Few opportunities exist for interpreters and interlocutors to hash out the implications of these differing prioritizations. Public opinion about simultaneous interpretation, therefore, is primarily shaped by expressions of frustration about the limits imposed by necessity. This seems particularly to be the case concerning simultaneous interpretation (SI) at the European Parliament. The actual gains and benefits of simultaneous interpretation as a cultural practice are not specified. Instead of naming and emphasizing the deep values embedded in acts of participation in simultaneous interpretation, justifications are presented in expansive rhetoric.

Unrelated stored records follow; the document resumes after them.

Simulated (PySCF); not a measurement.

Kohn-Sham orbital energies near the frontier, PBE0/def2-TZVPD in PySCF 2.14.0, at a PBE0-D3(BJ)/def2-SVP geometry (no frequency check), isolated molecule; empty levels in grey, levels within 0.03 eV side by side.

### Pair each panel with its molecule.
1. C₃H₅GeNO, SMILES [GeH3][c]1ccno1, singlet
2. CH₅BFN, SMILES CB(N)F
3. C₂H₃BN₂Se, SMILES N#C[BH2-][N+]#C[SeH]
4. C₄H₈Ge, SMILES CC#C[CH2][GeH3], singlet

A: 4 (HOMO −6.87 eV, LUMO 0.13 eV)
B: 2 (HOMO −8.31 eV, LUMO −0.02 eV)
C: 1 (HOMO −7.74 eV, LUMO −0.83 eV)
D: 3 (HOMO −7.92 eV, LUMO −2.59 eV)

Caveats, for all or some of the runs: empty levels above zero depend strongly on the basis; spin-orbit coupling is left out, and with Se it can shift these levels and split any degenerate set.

The right of an elected Member [of Parliament] to speak, read and write in his or her language lies at the heart of [the European Union] Parliament's democratic legitimacy(1).

European Union (2001)

Preparing for the Parliament of the Enlarged European Union

Report of the Secretary General, document PE 305.269/ BUR/¯n

adopted by the Bureau on September 3, 2001

in Corbett, Jacobs & Shackleton, p. 38

Such abstract descriptions reduces simultaneous interpretation to the symbolic representation of lofty ideals (specifically democracy, legitimacy, transparency and efficiency (2)) that have little bearing on the nitty-gritty day-to-day workings of politics and nothing, unfortunately, to do with forging the common identity so vital to a cohesive European citizenry.

As I teeter on the cusp of early conversations with Members of the European Parliament about simultaneous interpretation in the Parliament, my current case in point being the section In quale lingua: languages within the European Parliament, in the 7th edition of Corbett, Jacobs, and Shackleton's The European Parliament. A reviewer explains:

"The authors take it as a central aim of the book to present the achievements of the Parliament in a good light," even though Corbett, Jacobs & Shackleton emphasize "the fact that verbal flourishes are somewhat diminished by the fact that debates must be translated into the parliament's 23 official languages." In its favor, the authors do say that the European Parliament has a "unique moral claim:" it "is the only element of the [EU] system over which all of the citizens have a roughly equal say, be they from Luxembourg, Romania or the UK." Corbett, Jacobs & Shackleton conclude that the European Parliament is the one institution "where nearly all members can, realistically, have a significant impact upon the making of laws."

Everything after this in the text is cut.